I have been looking at the options of counteracting the thrust in low (20º) pitch hipped roofs.
I understand that one of the solutions employed to deal with this is to use ridge and hip beams.
It strikes me that this does not in fact work in timber as even if the beams are designed for 0 deflection the creep over time will still result in the jacks and hip rafters transmitting the full thrust.
If you could calculate exactly how much deflection will take place due to creep and shorten all the rafters in an arc acordingly and only fix them when they are loaded you could overcome this problem but I would doubt whether it was practical to achieve this.
This, I reckon, would also apply in all applications of a ridge beam?.

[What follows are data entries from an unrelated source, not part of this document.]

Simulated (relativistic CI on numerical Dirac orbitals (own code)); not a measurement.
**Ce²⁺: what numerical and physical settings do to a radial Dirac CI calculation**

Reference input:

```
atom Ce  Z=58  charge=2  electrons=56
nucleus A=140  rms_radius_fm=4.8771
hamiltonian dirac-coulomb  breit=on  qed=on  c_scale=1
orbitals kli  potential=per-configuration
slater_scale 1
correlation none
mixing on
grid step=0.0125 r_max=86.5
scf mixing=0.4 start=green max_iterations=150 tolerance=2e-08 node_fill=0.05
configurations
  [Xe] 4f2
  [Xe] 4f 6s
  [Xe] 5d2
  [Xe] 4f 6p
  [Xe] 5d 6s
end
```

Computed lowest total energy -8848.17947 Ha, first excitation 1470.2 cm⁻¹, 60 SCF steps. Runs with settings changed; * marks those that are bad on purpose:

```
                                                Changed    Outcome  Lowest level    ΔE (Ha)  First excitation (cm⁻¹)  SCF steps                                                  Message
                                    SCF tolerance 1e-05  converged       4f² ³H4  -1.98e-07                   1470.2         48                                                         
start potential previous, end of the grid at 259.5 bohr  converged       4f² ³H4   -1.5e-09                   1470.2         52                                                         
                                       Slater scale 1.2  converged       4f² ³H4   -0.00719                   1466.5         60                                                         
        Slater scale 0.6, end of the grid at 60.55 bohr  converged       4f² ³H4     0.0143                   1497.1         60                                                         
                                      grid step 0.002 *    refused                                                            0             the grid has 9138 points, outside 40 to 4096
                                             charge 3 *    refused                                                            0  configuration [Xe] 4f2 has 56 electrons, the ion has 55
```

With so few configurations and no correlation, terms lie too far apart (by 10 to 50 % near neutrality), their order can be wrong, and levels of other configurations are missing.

Following this theory through it would seem more appropriate to counteract the lateral thrust where it is taking place – at the the wall plate. In a vaulted roof construction this is probably best achieved in order of preference by, when possible, tying the opposing external walls together utilizing a perpendicular internal wall, in a masonry structure by using a concrete or steel bond beam (ring beam) and in a stick or SIP construction doing the same with either timber or steel - any difference in the width of the beam and walls being lost into a corbelled soffit.
In an unvaulted roof collars/ties or couples are an alternative but with the exception of couples incorporated into the ceiling, when you are proposing to utilize the roof space, is probably making more work?